From Phenomenological Fitting to Endogenous Deduction: A Paradigm Leap via Meta-Principle Physics Architecture
This work addresses the problem of building AI with physical common sense and causal reasoning for researchers and practitioners, representing a new paradigm rather than an incremental improvement.
The paper tackles the problem of neural networks lacking understanding of fundamental physical principles by proposing a paradigm shift to combine phenomenological fitting with endogenous deduction through the Meta-Principle Physics Architecture (MPPA). The result includes significant improvements, such as achieving a physical reasoning score of 0.436 from near zero, a 2.18x gain in mathematical tasks, a 52% gain in logical tasks, and a 3.69% lower validation perplexity with only 11.8% more parameters.

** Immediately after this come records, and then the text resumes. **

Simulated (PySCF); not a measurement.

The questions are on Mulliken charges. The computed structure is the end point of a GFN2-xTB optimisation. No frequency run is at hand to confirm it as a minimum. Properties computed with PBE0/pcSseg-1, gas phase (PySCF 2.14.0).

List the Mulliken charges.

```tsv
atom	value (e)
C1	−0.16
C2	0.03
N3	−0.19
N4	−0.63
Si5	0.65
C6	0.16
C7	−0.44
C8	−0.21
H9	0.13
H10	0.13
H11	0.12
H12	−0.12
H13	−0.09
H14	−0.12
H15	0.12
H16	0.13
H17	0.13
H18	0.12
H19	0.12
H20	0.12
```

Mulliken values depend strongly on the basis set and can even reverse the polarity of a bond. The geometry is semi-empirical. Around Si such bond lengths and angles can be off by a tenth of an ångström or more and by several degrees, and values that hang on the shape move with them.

The essence of current neural network architectures is phenomenological fitting: they learn input-output statistical correlations via massive parameters and data, yet lack intrinsic understanding of the fundamental principles governing physical reality. This paper proposes a paradigm leap from pure phenomenological fitting to the fusion of phenomenological fitting and endogenous deduction. By embedding physical meta-principles into neural network architecture, we construct the Meta-Principle Physics Architecture (MPPA). Specifically, MPPA embeds three core meta-principles - Connectivity, Conservation, Periodicity - into its architecture, implemented via three core components: the Gravitator realizes Connectivity via standard causal attention; the Energy Encoder implements Conservation via log-domain energy tracking and delayed compensation; the Periodicity Encoder fulfills Periodicity via FFT-based spectral analysis and delayed modulation. These components collaborate via a learnable independent gating fusion mechanism, forming a complete physical cognition framework of 'local relational connectivity - global conservation constraint - evolutionary periodic law'. Experiments show MPPA achieves significant improvements: physical reasoning (from near zero to 0.436, 0.436 vs 0.000), 2.18x mathematical task improvement (0.330 vs 0.151), 52% logical task gain (0.456 vs 0.300), and 3.69% lower validation perplexity (259.45 vs 269.40), with only 11.8% more parameters (242.40M vs 216.91M). Notably, MPPA shows strong generalization on out-of-distribution physical scenarios, proving the robustness and interpretability of this principle-embedded design. This work establishes a new theoretical foundation and technical path for next-generation AI with physical common sense, causal reasoning, and mathematical rigor.